Donald McLean DSc FIMMM 1915 - 2017
This is a tribute for the life of the extraordinary centenarian Donald McLean DSc FIMMM, a truly legendary physical metallurgist of the 20th century whose great first book, Grain Boundaries in Metals, published by Oxford University Press in 1957, had an enduring influence on a whole generation of physical metallurgists.
Donald Mclean was a leading figure at the National Physical Laboratories (NPL) of the UK for over thirty years, following the traditions of the Australian Walter Rosenhain (1875-1934), who had established NPL as a leading world laboratory developing his amorphous cement theory of grain boundaries in creep and creep facture.
McLean had a remarkable career as a researcher and a particularly beneficial influence on many of his young proteges at NPL including Brian Dyson, Martin Seah, Malcolm McLean, Ernie Hondros, and, more widely, in the national and international community in his discipline, pioneering the application of the quantitative analysis of micro-mechanisms to engineering design and life assessment, especially in high temperature creep.
A second major book, The Mechanical Properties of Metals, reflected his contributions to the role of defects in materials design. McLean was one of the first to address the role of dislocations in the structural integrity of materials, and he pioneered the application of thin film high voltage electron microscopy to understand their micro-mechanisms and thereby contribute substantially to materials design.

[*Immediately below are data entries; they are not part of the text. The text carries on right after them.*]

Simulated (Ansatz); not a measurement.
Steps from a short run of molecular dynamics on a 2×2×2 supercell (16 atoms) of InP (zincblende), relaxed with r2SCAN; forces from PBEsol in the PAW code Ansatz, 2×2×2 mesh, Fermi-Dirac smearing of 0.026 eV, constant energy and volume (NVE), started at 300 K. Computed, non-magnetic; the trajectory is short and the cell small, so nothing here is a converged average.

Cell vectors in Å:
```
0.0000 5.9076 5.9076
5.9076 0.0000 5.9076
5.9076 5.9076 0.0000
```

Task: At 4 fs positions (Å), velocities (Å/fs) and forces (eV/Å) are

McLean later focused on the quantitative aspects of fracture and developed a methodology called predictive metallurgy. This enabled the prediction of materials behaviour using rules governing the underlying physical processes leading to reduced dependence on empiricism. His ICF4 Plenary Paper in 1977 established the framework for thirty years of further work on creep damage mechanics and this contributed to the engineering and manufacturing development of single crystal nickel-base superalloy turbine blades for Rolls-Royce engines and models for the life prediction of various industrial components.
Donald McLean was one of the greats of physical metallurgy and structural integrity alongside such as Griffiths, Irwin, Rosenhain, Mott, Hume-Rothery, Orowan, Cottrell, Ashby, McClintoch and an influential contributor to IOM3 and the earlier Institute of Metals for many years. His name will be forever remembered in the annals of physical metallurgy among those leading the transformation of the discipline from a qualitative metallurgical art to a quantitative materials science.